Need help wiring to fuse panel

Okay so I installed a set of blue underbody neon lights on my '92 RS a few weeks back and up until now I’ve had no problems. However for a power supply I just spliced into my sterio power supply. What I overlooked is that my sterio is only powered by a 10A fuse and I need a 20A fuse for the neons. Why the fuse didn’t blow sooner I don’t know but what I want to know is would it be safe to replace the 10A fuse with a 20A or would I risk doing harm to my sterio or even causing an electical fire? The other thing I would like to know is because I have an RS I have fuses that are not used such as rear power windows that have 20A fuse which do not serve a purpose right now so I would like to know how to wire into my fuse panel? Thanks for any help in advance it will be much apreciated!

The first thing you do is disconnect the lights power supply from the OEM radio harness wiring, [it is there to run a radio/HU, nothing else] if you look on your under dash fuse box you will see, [just above the top row of fuses] 5 “free pins”, [3 in a row and 2 others above them]. There you will find a constant power, [12V+ at all times] an acc. power, [power when ign. is on and run] also a 2nd ign., [power when ign. is in run] there is also a park light, [power when light switch is on, park and head light] you can use any one of them, even 2 of them, lights power supply/ballast wired to the 12V+ constant, and the off/on switch wired to park light or acc., that way you can never forget them on.

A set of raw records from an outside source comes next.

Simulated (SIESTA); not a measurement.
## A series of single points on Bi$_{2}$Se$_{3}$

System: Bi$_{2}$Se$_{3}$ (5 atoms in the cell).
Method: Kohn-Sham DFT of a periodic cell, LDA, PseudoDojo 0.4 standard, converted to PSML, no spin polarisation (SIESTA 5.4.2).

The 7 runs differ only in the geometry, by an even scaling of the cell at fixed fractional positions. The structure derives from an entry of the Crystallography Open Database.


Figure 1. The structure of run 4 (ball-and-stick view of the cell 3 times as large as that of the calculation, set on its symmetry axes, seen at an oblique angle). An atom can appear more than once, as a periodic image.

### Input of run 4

One more thing NEVER replace a blown fuse with one of higher amperage, the fuses are there to protect the wiring and circuits in the car, if you overload the wiring by trying to draw more current through the wire then it was meant for, [and fused at] you will blow the fuse, if you then install a bigger fuse the wiring can get a lot hotter before the fuse blows, if the fuse is so big that the wires get hot enough to melt the insulation around it and the insulation around wiring around the wire, well thats when the do do hits the fan, and it’s no longer just replacing a fuse, [OEM size] but replacing harnessing or fixing it. :whisper: 94

Okay thanks for all the help. I already understood the point of a fuse and all that I just didn’t know if going from a 10A-20A fuse would really be a big problem. I originally tried connecting the wires to the fuse panel but couldn’t really figure out where to connect them so I just spliced the power from the sterio as a temperary setup and then procrastinated finding out how to do it right.

Okay I disconnected the switch for my neon lights from the sterio and plugged it into the connector on the right side of the row with three connectors. I turned them on and something else blew. Is there another fuse somewhere for that connector that I can’t find or if maybe there is no fuse in that circuit at all now and I blew the switch that I originally mentioned requires a 20A fuse… I could really use some help on this one now. If you want to know how the circuit is set up I’ll explain it.

From the fuse panel I have a power wire running to a switch with an LED. The switch is grounded and sends power to a transformer. (the connection has a 5A fuse between them which blew before along with the 10A one that my sterio was connected to but I replaced it with a little 4A fuse because that’s all I had and it hasn’t blown) The transformer then has it’s own ground and has a circuit that connects four neon tubes around the car and back to the transformer. I don’t have any connection problems with the neon tubes and transformer and the LED on the switch will still light up if I disconnect the tubes so I know the problem is with the switch. I checked the ground with the switch and there doesn’t seem to be a problem there.

Oh and everything else still seems to be working. Any idea’s?

Okay I change the connection to the one on the left (constant) and I blew the 4A fuse which I kind of expected because it asks for a 5A but the switch did work. I still want to know what happened with the connection on the right because I don’t really want my lights on the constant. Although I’ll have to pick up some 5A fuses and see if they work. I just hope I don’t blow those too.

This whole situation is starting to frusterate me because they worked fine even off the 10A fuse that my sterio was connected to for at least 2 weeks and I drove with them at least every other night. :argh:

It’s beginning to sound to me like you have a problem with the ballast, as switch seemed to be OK when ballast was disconnected, is there a possibility that the switch is mis-wires, most illuminated switches, switch power, [as it sounds like yours does] the ground is for the bulb/LED in the switch, when you turn on the switch it supplies 12V+ to the bulb/LED and the output of the switch, and it is the first thing I would check for, [does the switches output wire have 12V+ on it when the switch is on and nothing when the switch is off], the output wire is the one the goes from the switch to the ballast, [disconnect it and test it] if there is 12V+ on it when switch is on and nothing when switch is off and the bulb/LED turns on and off, there is nothing wrong with the switch and the problem is the ballast or a short in the wiring to the neon(s) have you tried connecting the wire to the ballast directly to power, [do not do so without a fuse in the line]. :hmm: 94

Well I will test it when I get a chance. Unfortunately today on my way to work at 4:30am a racoon ran out infront of my car and completely shattered the front tube. It even ripped one of the bolts right out of the car so I have to get that replaced before I can get them up and running.